They flare across the stratosphere like fiery meteors, so many of them now that they collide in our consciousness, their reflected light blinding us all.
What was once rare, naughty, and delicious—a sex scandal!—has now become a cultural commonplace, sometimes entertaining, often sickening. John Edwards goes on trial next month for allegedly funneling campaign money to his mistress while his wife, Elizabeth, was dying—but that spectacle might soon be eclipsed by an investigation of another 2008 presidential candidate. A federal grand jury is examining whether supporters of Bill Richardson funneled $250,000 in payoffs to a one-time state employee who was going to allege an affair with the former New Mexico governor.
The 2012 campaign has its own scandal sweepstakes, with Newt Gingrich—who famously had an affair with the woman who’s now Wife No. 3 while leading the drive to impeach Bill Clinton—overshadowed by Herman Cain, who has ricocheted from denying four sexual harassment claims to denying a 13-year extramarital affair with a woman he admits to helping financially. And this has become a global stage, with Dominique Strauss-Kahn disgraced by a sexual encounter with a Manhattan hotel maid that she describes as an assault.
The sports world, once a welcome distraction from serious business, is producing its own nauseating narratives. First the country is stunned by allegations that Penn State football coach Jerry Sandusky sodomized a 10-year-old boy in the showers and that others, including an eyewitness and the legendary Joe Paterno, did nothing. Then, in the blink of a news cycle, the spotlight swings to Syracuse University basketball coach Bernie Fine, accused of abusing a former ball boy whose complaints, all but confirmed in a secretly recorded call to Fine’s wife, went unheeded.

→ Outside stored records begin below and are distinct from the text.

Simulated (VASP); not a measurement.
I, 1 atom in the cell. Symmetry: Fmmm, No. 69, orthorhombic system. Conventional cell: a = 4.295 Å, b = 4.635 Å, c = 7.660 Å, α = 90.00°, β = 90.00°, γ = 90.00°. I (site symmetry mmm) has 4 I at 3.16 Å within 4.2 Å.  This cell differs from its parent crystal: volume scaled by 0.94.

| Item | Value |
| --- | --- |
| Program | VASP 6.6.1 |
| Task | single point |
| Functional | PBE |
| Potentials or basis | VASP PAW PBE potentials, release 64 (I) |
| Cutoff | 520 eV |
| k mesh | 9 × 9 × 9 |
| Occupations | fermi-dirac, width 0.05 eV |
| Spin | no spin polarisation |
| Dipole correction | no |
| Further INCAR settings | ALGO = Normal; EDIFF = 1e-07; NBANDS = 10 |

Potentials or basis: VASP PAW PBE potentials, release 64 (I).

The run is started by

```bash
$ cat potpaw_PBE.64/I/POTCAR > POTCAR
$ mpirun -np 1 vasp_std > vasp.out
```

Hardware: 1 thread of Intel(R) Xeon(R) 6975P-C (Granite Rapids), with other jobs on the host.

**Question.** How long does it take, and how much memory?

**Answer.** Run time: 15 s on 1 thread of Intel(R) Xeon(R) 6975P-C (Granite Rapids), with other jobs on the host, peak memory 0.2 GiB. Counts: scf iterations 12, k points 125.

From Mark Sanford (cheated with his Argentine soul mate) to John Ensign (slept with a top aide’s wife), from David Letterman (entertained the hired help) to Tiger Woods (scored with porn stars and nightclub hostesses), are these endless episodes a sign of societal deterioration—or of a ravenous news media eager to unearth and unleash such stories? And are they deadening the public’s nerve endings, exhausting our capacity for outrage?
Once, what public men did privately went largely unreported (see Kennedy, Jack), except in cases like that of Wilbur Mills, a powerful congressman whose stripper gal pal, Fanne Foxe, went cavorting with him in Washington’s Tidal Basin in 1974. Thirteen years later, there was controversy about a Washington Post reporter asking presidential candidate Gary Hart, “Have you ever committed adultery?”—even though five Miami Herald sleuths had seen a woman named Donna Rice emerge from his townhouse in the early-morning hours.
Beyond the media’s embrace of salacious scandals, a culture of entitlement seems to have taken hold with ambitious men (or perhaps they’re the ones who tend to get caught).
Even in the 1992 campaign, when Gennifer Flowers (who’d been paid by the tabloid Star) announced she’d had a 12-year affair with Clinton, the CBS and ABC newscasts refused to report it and The New York Times gave it just a few paragraphs, with executive editor Max Frankel pronouncing himself “ashamed for my profession.” By the end of the Clinton presidency, we were all talking about Monica Lewinsky’s stained blue dress. Now the whisper of an allegation ricochets around the web before journalists can make a single phone call.
Beyond the media’s embrace of salacious scandals, a culture of entitlement seems to have taken hold with ambitious men (or perhaps they’re the ones who tend to get caught). When Edwards finally stopped lying about his affair with Rielle Hunter, he said his political rise “fed a self-focus, an egotism, a narcissism that leads you to believe that you can do whatever you want. You’re invincible. And there will be no consequences.” There certainly were for Edwards, who only later admitted fathering a daughter with Hunter. And because philandering pols often get ensnared by sex, lies, videotape, or secret money, that web that now threatens to entangle Richardson, the former congressman, Secretary of Energy, and international trouble-shooter.
Still, our Oprah-fied culture tends to forgive and forget. Clinton is now an elder statesman. Gingrich is leading the GOP polls. Eliot Spitzer, who resigned as New York governor for patronizing prostitutes, got (and lost) a CNN talk show. Sanford, the ex-South Carolina governor who claimed to be hiking the Appalachian trail, just became a Fox News commentator. Who even remembers Jim McGreevey, the New Jersey governor who put his gay lover on the payroll, or Larry Craig, the toe-tapping senator arrested in a bathroom stall?
It is the sheer velocity of tarnished public figures, especially the appalling college coaches, that leaves us dazed, confused, and in need of a long national shower.
Correction: A previous version of this article incorrectly said Bill Richardson was commerce secretary. He was the secretary of energy.